Tuesday, May 20, 2008


My world isn't exactly typical, and so my anecdotal knowledge of such things isn't necessarily reliable, but I do get the sense that the degree to which cars are key conspicuous consumption status symbols has started to decline somewhat. It seemed like for awhile the "get a new car every 3 years" plan was pretty common for people, and the more expensive the better. Obviously the degree to which something is an important status symbol isn't the only determinant of sales, but it's part of it.
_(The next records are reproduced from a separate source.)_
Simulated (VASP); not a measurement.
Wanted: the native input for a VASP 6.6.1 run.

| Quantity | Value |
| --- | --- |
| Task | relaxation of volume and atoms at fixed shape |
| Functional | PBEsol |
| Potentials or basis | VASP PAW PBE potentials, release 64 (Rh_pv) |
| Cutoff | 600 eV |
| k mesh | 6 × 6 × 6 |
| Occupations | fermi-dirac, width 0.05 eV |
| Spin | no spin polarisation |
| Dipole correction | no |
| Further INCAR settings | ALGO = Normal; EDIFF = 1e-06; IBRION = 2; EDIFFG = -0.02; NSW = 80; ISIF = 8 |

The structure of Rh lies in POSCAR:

Through most of the 1990s, auto makers sold a little over 15 million cars and light trucks a year in the U.S. market. That changed in the late 1990s: With gasoline prices low and many U.S. consumers feeling flush from the tech-stock boom, auto sales surged. Sales peaked at 17.4 million in 2000 and remained near 17 million for another five years. Heads of General Motors Corp. and Toyota said the U.S. was entering a golden age of the automobile. In 2003, Toyota's head of North American sales predicted the industry would soon be selling 20 million vehicles a year.

They were wrong. Sales started falling in 2006 and this year are expected to be right back where they were in the 1990s, at just over 15 million. Last week, market researcher Global Insight Inc. lowered its 2008 forecast for U.S. vehicle sales to below 15 million. Global Insight now believes sales won't reach previous highs again until 2012, a year later than it had previously thought.